The jasmine buds have bloomed
The way that jasmine will.
It’s a beautiful idea. And for the first three movies in this bunch, I think it applies just as beautifully. It’s Always Fair Weather, The Man in the Gray Flannel Suit, and Peyton Place, in reverse order, deal with those ideas. First, that a war is raging, but that from the current vantage point it’s impossible to know it. Things are going on in much the same fashion as they did before, and barring some change that is not about the war itself, they will continue to do so. Not even the most bellicose period in human history can change the little predictable processes of a small New England town, edging and eroding with the perpetuity of the tides but showing no more difference than a rainy rivulet in sand.
“With the Marines at Tarawa” is the film that I always put at the top of my list, as it were, when I make my nominations for the actual National Film Registry. Peyton Place is the movie I had in mind when I started this particular project. It’s not a great movie. Shoot, it’s far from a great movie, although Mark Robson has a gift for melodrama that, at its best, brings forth a The Seventh Victim or a The Harder They Fall. It’s certainly an attractive movie, with pleasing shots and pleasant scenery, and if several of the actors are as wooden as Robert Frost’s birches, then that’s “balanced” with Arthur Kennedy’s performance which recalls late-stage Joan Crawford. Peyton Place makes its final dramatic plea with a monologue which demands that the people of the town stop being so nosy and gossipy with one another; if we were to take that seriously, than a movie like Peyton Place could never exist, because even a movie as clumsily bowdlerized as this one is still letting the audience mainline fifteen years’ worth of loose talk in 150 minutes. The young men go off to war in the later stages of the film; it’s 1943 when Selena goes on trial for killing her father, who had enlisted in the Navy and then come back to town to, well, rape his daughter again. (Can you imagine anyone in Bedford Falls coming back from World War II to do that? Can you even imagine anyone in Pottersville doing that?) This is a movie which leaves the residue of a much muggier milieu on the skin than New England is supposed to, but it’s terribly interesting to me that Peyton Place suggests that war only brings death. The people of the town are who they always were, but in uniform now. That’s the basic premise of another one of those interminable, moral, handsome melodramas of the ’50s: The Man in the Gray Flannel Suit.

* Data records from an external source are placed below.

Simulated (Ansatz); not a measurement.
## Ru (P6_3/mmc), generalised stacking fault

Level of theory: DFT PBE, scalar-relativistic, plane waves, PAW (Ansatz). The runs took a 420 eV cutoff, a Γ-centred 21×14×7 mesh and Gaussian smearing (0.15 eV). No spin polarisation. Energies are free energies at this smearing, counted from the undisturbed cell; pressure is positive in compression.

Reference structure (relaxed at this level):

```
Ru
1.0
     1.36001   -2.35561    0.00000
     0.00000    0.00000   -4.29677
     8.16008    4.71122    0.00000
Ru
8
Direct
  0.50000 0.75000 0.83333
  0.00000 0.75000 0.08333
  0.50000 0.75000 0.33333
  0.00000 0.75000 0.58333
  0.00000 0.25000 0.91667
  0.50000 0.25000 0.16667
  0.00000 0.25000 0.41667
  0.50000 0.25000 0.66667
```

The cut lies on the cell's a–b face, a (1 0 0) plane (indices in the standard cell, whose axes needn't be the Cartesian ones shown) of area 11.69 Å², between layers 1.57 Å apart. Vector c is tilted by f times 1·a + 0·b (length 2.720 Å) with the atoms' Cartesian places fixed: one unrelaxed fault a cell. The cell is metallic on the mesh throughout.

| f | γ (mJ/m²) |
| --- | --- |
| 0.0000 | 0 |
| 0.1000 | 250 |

Like Peyton Place, The Man in the Gray Flannel Suit was based on a popular novel. And like Peyton Place, which for people of a certain age is probably easiest to remember because it goes between “Princess Grace” and “Trouble in the Suez” for Billy Joel, it’s a movie which has a pop culture throwaway moment. In Season 2 of Mad Men, Jimmy Barrett makes a crack about Don Draper being “the man in the gray flannel suit” which is not the actual reason that Don punches him in the face but probably doesn’t help matters. If I were a writer on Mad Men, I’m not sure I would have wanted to call that much attention to the fact that Don is a Mojoverse spoof of Earth-616’s Tom Rath. Gray Flannel Suit posits something similar to Peyton Place, an observation which was obvious to Preston Sturges during the war but which few others felt all that comfortable saying at the time: putting on a uniform doesn’t make a man a hero. Tom is not indecent, on the whole. Certainly he’s got more of a sense of decency hanging around in there than the average guy on Madison Avenue, who he butts heads with, but he also probably has more illegitimate children running around Italy than the average guy on Madison Avenue. For a film with practically British stodge, The Man in the Gray Flannel Suit is sitting with ideas and frankness that one more readily associates with the Beats in this time period. It’s still much too square for a Lawrence Ferlinghetti or an Allan Ginsberg, but there’s a howling in this movie nonetheless.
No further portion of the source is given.